In hypothesis testing, there are a host of methods that could be used to perform your test. Today we’ll look at Welch’s T-test. This test excels in situations where two sample means vary significantly, specifically, if the samples have unequal variances or unequal sample sizes.
In general, this test should be used when:
- Comparing two independent groups.
- Unequal variances.
- Unequal sample sizes.
The Welch’s t-test is designed for unequal population variances, a relaxation of the Student’s t-test that assumes the two groups have equal variance. But similar to the Student’s t-test, Welch’s test shares the assumption that the data must follow a normal distribution.
The t-statistic for a Welch’s t-test follows:
$$t = \frac{\bar{X}_1 - \bar{X}_2}{\sqrt{\frac{s_1^2}{n_1} + \frac{s_2^2}{n_2}}}$$Where:
- $\bar{X}_1$, $\bar{X}_2$: The sample means for each sample.
- $s_1^2, s_2^2$: The sample variances for each sample.
- $n_1, n_2$: The sample sizes for each sample.
The sample variances are given by the formula:
$$s^2 = \frac{1}{n - 1} \sum_{i=1}^n (X_i - \bar{X})^2$$The proof of this formula can be found in the appendix[1].
The t-statistic is then compared against a t-distribution with degrees of freedom:
$$df = \frac{\left( \frac{s_1^2}{n_1} + \frac{s_2^2}{n_2} \right)^2}{\frac{\left( \frac{s_1^2}{n_1} \right)^2}{n_1 - 1} + \frac{\left( \frac{s_2^2}{n_2} \right)^2}{n_2 - 1}}$$This formula is known as the Welch-Satterthwaite approximation. It aims to answer the question: “if we were using a t-distribution to approximate the actual distribution of this test statistic (which involves estimated variances), what degrees of freedom would best match the shape?”.

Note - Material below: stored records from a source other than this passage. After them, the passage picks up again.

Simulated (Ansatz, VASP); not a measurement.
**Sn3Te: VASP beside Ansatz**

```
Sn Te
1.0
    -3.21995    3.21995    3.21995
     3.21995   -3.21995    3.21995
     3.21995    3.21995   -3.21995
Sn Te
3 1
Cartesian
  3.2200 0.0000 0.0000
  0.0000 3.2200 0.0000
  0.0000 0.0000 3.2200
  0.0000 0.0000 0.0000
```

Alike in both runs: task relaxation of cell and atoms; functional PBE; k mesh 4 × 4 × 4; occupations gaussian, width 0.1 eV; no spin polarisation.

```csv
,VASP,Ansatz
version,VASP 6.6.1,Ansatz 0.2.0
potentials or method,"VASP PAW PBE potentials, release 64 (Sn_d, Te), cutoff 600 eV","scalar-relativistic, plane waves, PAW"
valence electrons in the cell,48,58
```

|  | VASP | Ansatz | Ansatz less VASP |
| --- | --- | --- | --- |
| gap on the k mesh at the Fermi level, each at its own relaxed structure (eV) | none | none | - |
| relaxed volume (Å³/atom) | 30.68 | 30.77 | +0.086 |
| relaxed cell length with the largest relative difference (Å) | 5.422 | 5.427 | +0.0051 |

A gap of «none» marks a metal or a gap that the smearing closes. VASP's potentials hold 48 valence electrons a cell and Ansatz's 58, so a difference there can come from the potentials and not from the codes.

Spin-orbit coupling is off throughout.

Advantages & Disadvantages
Advantages:
- Welch’s t-test is more robust than a Student’s t-test. It maintains type 1 errors close to nominal for unequal variances and for unequal sample sizes under normality.
- The power of Welch’s t-test comes close to that of Student’s t-test, even when the population variances are equal and sample sizes are balanced.
- Welch’s t-test can be generalised to more than 2-samples, which is more robust than one-way analysis of variance (ANOVA).
- Rather than testing the variances of the two distributions before deciding to go for a Student’s t-test or Welch’s t-test, it is recommend to directly apply Welch’s test. This avoids the “double-dipping” bias — making your choice dependent on the data and then testing again on the sam data.
- Welch’s t-test remains robust for skewed distributions and large sample sizes. Thanks to the Central Limit Theorem, for larger samples, the sample mean becomes approximately normal, even when the data is skewed.
Limitation:
- Reliability decreases for skewed distributions and smaller samples, where one could possibly perform Welch’s t-test. In this situation, a non-parametric test would be prefered, such as the Mann-Whitney U test, that don’t assume normality.
Python
Below is an example on how you could perform a Hypothesis test in Python. The null hypothesis assumes the two groups have the same mean. The alternative hypothesis believes the mean of these two groups is different.
Suppose you are running the test with a significance level of 0.05. If we saw a $p$ value of less than 0.025 we could then assume there is sufficient evidence to reject the null hypothesis.
from scipy.stats import ttest_ind, Normal
group1 = Normal(mu=5, sigma=1).sample(10)
group2 = Normal(mu=10, sigma=2).sample(15)
# Welch's t-test (equal_var=False)
t_stat, p_value = ttest_ind(group1, group2, equal_var=False)
print(f"t-statistic: {t_stat:.3f}, p-value: {p_value:.3f}")
References
- Wikipedia Contributors (2019). Welch’s t-test. [online] Wikipedia. Available at: https://en.wikipedia.org/wiki/Welch%27s_t-test.
Appendix
Sample Variance Proof
The goal of this proof is to get $\mathbb{E}[s^2] = \sigma^2$.
Using the identity:
$$\sum_{i=1}^n (X_i - \bar{X})^2 = \sum_{i=1}^n (X_i - \mu)^2 - n(\bar{X} - \mu)^2$$Where $\mu$ is the true mean of the distribution for $X$.
Taking the expectation of $s^2$ gives:
$$\mathbb{E}[s^2] = \frac{1}{n - 1} \mathbb{E}\left[\sum_{i=1}^n (X_i - \mu)^2 - n(\bar{X} - \mu)^2\right]$$Using the linearity of expectation, we get:
$$\mathbb{E}[S^2] = \frac{1}{n - 1} \left[ \sum_{i=1}^n \mathbb{E}[(X_i - \mu)^2] - n \mathbb{E}[(\bar{X} - \mu)^2] \right]$$Since
$$ \begin{align*}\mathbb{E}[(X_i - \mu)^2] &= \sigma^2 \ \mathbb{E}[(\bar{X} - \mu)^2] &= \text{Var}[\bar{X}] = \frac{\sigma^2}{n} \end{align*}
$$
Substituting these into the formula above gives:
$$\mathbb{E}[s^2] = \frac{1}{n - 1} \left[n \sigma^2 - n \cdot \frac{\sigma^2}{n} \right] = \frac{1}{n - 1} \left(n \sigma^2 - \sigma^2 \right) = \frac{(n - 1)\sigma^2}{n - 1} = \sigma^2$$Hence $s^2$ is an unbiased estimate of the true underlying variance $\sigma^2$.